The number of protesters is growing just outside of Ararat, as they continue to fight to save their ‘cultural heritage’ and plead for the Victorian Government not to destroy their ‘sacred land.’
More than 200 people are camped 10km outside of Ararat beside the Western Highway according to Zellanach Djab Mara, Djab Wurrung representative, who says they expect that number to grow.
The Western Highway duplication project was scheduled to resume last Monday but was delayed due to the ongoing protest.
“The government has sufficiently addressed the issue of the trees and other culturally sensitive sites,” a spokesperson for the Minister for Roads, Jaala Pulford said.
The spokesperson said that they have responded to concerns of the Aboriginal community and changed the alignment of the Western Highway duplication project between Buangor and Ararat.
“Discussions with the Aboriginal community highlighted the significance of two trees and we’ve taken proactive steps to protect them by changing the road alignment.”
The Djab Wurrung people have told AC News that it is not only the two birthing trees that they’re protecting, but thousands of other trees.
“People just think it’s just two birthing trees when it’s really in excess of 3,000 culturally modified scar trees,” Djab Wurrung representative
Zellanach Djab Mara said.
He said that the traditional landowners are objecting to people causing decimation to sacred, significant and cultural sites.
“We’re not the ones causing the trouble here. We’re not the ones going to people’s homelands, wanting to destroy their sacred sensitivity to put a road in.”
“We’ve told them that they’re sacred sites. These are the most sacred sites…when we talk reincarnation, when we talk about life.”
“This is women’s place, so why are they wanting to come and destroy women’s places? This is a birthing place, where life starts.”
Zellanach said that the people of Ararat and surrounding towns are also going to suffer the consequences of this highway being put in place.
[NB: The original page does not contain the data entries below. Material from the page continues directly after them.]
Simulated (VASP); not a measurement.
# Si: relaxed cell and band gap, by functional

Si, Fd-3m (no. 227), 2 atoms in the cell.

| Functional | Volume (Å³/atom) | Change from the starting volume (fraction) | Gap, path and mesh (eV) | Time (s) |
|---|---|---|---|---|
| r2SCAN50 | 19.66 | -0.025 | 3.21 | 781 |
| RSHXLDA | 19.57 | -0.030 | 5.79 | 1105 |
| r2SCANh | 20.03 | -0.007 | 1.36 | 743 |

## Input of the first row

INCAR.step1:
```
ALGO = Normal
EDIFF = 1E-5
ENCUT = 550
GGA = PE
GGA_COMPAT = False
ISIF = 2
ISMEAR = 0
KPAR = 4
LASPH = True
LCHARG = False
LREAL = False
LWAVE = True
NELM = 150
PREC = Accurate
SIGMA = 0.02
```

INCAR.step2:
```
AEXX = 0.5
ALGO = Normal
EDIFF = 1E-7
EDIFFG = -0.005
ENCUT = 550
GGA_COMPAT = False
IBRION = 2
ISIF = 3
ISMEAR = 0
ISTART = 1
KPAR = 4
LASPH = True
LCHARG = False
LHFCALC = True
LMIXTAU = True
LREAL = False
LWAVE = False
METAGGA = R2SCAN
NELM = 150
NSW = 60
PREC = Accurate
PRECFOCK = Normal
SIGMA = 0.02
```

“Everyone thinks the road’s going through the township [of] Ararat and life’s going to be rosy because there’s going to be a better road. It’s going to go around the mountains, around the hills and bypass Ararat. It’s going to bypass all these little towns.”
Ararat Rural City Council CEO Dr Tim Harrison said, “The Council looks forward to the new roadway being finished. The majority of the community supports the project and Ararat Rural City Council supports the community.”
The Djab Wurrung people will remain at the camps along the Western Highway as their numbers increase. The protesters are prepared for any response from police.
“We are going to stay united, we are going to stay peaceful, we are going to stay focused and we are going to stand our ground because that’s our human right,” Zellanach said.
“If people want to come and forcibly remove us… by all means come and commit harm, brutality and continue the genocide of Australia’s first nation people.”
Victoria Police told AC News that they don’t have any further comment to make about the Western Highway Bypass project at this stage.